A rarified group of directors approach fictional narrative with the same thirst for truth as a documentarian, or perhaps more, compared to those documentary filmmakers overzealous in manufacturing drama. Writer-directors Anna Boden and Ryan Fleck are two such filmmakers, using research and their surroundings (including the raw talent to be found there) to create humanistic dramas of convincing authenticity. Boden and Fleck follow up their superb sleeper Half Nelson with another surprise: Sugar, the story of a young man working his way through the farm teams of professional baseball.
In the Dominican Republic, nineteen-year-old Miguel "Sugar" Santos (first-time actor Algenis Perez Soto) is a rising star of the Kansas City Knights' baseball academy, where he gets lessons in broken English and how to throw a knuckle curve. Invited to the team's spring training facility in Phoenix and then to play minor league ball in Iowa, Sugar finds each stepping stone to a pro ball career more strange (he and his friends immediately discover hotel porn in Phoenix) and more daunting. One of his counterparts has a million-dollar contract and a Stanford education in his favor, but if Sugar doesn't make it big or happens into a career-ending injury, he's unsure of his fallback position. And should he miss out on the American Dream (his immigration status is also on the line), Sugar doesn't just fail himself; he fails the family he supports by sending checks home. The culture-clash awkwardness of Sugar's new life among Iowan Presbyterians and the high stress of the season contribute to a slump and some soul-searching.

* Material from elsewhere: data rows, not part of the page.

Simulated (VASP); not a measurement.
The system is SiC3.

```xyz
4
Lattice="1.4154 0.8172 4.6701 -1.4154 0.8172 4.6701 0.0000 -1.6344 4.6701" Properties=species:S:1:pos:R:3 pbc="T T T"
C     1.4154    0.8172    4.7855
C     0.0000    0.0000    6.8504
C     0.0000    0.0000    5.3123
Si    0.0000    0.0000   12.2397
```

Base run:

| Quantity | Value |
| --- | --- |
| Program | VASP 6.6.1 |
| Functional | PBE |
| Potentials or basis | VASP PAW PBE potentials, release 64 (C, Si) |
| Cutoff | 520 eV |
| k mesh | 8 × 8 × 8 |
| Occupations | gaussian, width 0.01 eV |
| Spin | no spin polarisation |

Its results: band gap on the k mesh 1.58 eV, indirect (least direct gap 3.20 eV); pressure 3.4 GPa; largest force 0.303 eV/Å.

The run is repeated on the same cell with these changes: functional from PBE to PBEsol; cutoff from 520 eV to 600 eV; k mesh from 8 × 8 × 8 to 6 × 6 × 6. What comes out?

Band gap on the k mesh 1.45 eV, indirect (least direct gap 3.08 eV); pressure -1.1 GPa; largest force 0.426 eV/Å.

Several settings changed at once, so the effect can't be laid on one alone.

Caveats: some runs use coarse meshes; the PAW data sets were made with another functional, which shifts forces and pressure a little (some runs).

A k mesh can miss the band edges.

Though Sugar is sweet, he sours when his luck curdles, the filmmakers wisely avoiding the cliché of making their good-hearted smalltown boy saintly. Sugar showcases a lovely performance by Soto, a match for the modest, low-key filmmaking style of Boden and Fleck, who take a fly-on-the-wall perspective. If Boden takes the lead on this personal drama, baseball fan Fleck keeps an unflinching eye on the game and its "out of sight, out of mind" practices, including dangerous performance-enhancing drug use. The notion that "It's only a game" becomes the film's ambiguous mantra, but it is and it isn't, after all: the game may not be as substantial a pursuit as Sugar's woodwork (taken after his father), but winning the series of baseball competitions means a big payday for Sugar and his family. Career trappings aside, there's one enduring constant for pro ballplayers, also-rans, coaches and fans: the love of the game.
Sony's hi-def transfer for Sugar maintains a natural, film-like appearance on Blu-ray. The excellent picture quality is most distinguished by rich color, but gets solid marks all around. Detail and depth are strong, as is shadow detail (though the black level isn't as inky as one might hope); the crisp daytime scenes show off the transfer at its most dimensional. The Dolby TrueHD 5.1 sound comes mostly from the center channel, and the low-key film doesn't really work the mix very hard; still, there's good clarity and some nice ambience during the game and nightclub sequences.
The concise, very well-produced "Making Sugar: Run the Bases" (14:33, SD) details what it took to make the film in both the Dominican Republic and the US, explaining the related topics of the film's story and the worlds of depressed Dominican neighborhoods and hope-filled baseball training facilities. Participants include Algenis Perez Soto, co-directors/co-writers Anna Boden and Ryan Fleck, producer Paul Mezey, baseball consultant/supporting actor Jose Rijo, producer Jamie Patricof, director of photography Andrij Parekh, actor/consultant Emmanuel Nanita, producer Jeremy Kipp Walker, and Rayniel Rufino.
Also concise but informative is the featurette "Play Béisbol! The Dominican Dream" (12:56, SD), which allows a number of imported baseball talents to comment on their own experiences and, in doing so, size up the film's authenticity. Interviewed are Patricof, Boden, Perez Soto, starting pitcher Pedro Martinez, home run record holder Sammy Sosa, Mezey, starting pitcher Daniel Cabrera, Rufino, two-time all-star selection Francisco Cordero, Andre Holland, designated hitter David Ortiz, Silver Slugger award winner Robinson Canó, and President of the Dominican Republic Leonel Fernández.
"Casting Sugar: Interview with Algenis Perez Soto" (4:26, SD) is Soto's original audition interview, a chance to see what Boden and Fleck saw that convinced them they had their man.
Also included are five "Deleted Scenes" (7:30 with "Play All" option, SD) and the film's "Theatrical Trailer" (2:05, HD).